American Outdoor Brands, the parent of Smith & Wesson, reported earnings before special items tumbled 58.2 percent in the fourth quarter ended April 30 on a 24.9 percent drop in revenues.
Fourth Quarter Fiscal 2018 Financial Highlights
- Quarterly net sales were $172.0 million compared with $229.2 million for the fourth quarter last year, a decrease of 24.9 percent.
- Gross margin for the quarter was 33.4 percent compared with 39.6 percent for the fourth quarter last year.
- Quarterly GAAP net income was $7.7 million, or 14 cents per diluted share, compared with $27.7 million, or 50 cents per diluted share, for the comparable quarter last year.

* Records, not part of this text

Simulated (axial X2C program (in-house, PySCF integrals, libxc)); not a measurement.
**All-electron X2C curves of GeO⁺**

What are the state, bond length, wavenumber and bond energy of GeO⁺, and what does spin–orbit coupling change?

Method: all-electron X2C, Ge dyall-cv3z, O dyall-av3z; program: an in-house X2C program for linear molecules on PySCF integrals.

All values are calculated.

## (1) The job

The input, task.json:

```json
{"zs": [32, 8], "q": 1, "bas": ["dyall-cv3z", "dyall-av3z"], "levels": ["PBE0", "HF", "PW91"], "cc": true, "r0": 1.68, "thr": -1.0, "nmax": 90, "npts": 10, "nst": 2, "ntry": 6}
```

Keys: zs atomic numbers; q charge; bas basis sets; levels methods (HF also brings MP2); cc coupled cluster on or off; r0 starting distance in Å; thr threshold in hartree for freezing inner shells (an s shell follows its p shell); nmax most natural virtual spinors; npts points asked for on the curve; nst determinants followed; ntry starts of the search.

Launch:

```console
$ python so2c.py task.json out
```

- Quarterly non-GAAP net income was $13.3 million, or 24 cents per diluted share, compared with $31.8 million, or 57 cents per diluted share, for the comparable quarter last year. GAAP to non-GAAP adjustments to net income exclude a number of acquisition-related costs, certain product recall related costs and other costs.
- Quarterly non-GAAP Adjusted EBITDA was $33.4 million, or 19.4 percent of net sales, compared with $60.5 million, or 26.4 percent of net sales, for the comparable quarter last year.
Results came in above Wall Street’s targets. The adjusted earnings of 24 cents compares with Wall Street’s consensus estimate of 10 cents a share. Sales were expected to come in at $165.6 million on average.
Full Year Fiscal 2018 Financial Highlights
- Full year net sales were $606.9 million compared with $903.2 million a year ago, a decrease of 32.8 percent.
- Full year gross margin was 32.3 percent compared with 41.5 percent last year.
- Full year GAAP net income was $20.1 million, or $0.37 per diluted share, compared with $127.9 million, or $2.25 per diluted share, last year.
- Full year non-GAAP net income was $25.1 million, or $0.46 per diluted share, compared with $146.5 million, or $2.58 per diluted share last year.
- Full year non-GAAP Adjusted EBITDAS was $89.5 million, or 14.7 percent of net sales, compared with $266.3 million, or 29.5 percent of net sales, last year.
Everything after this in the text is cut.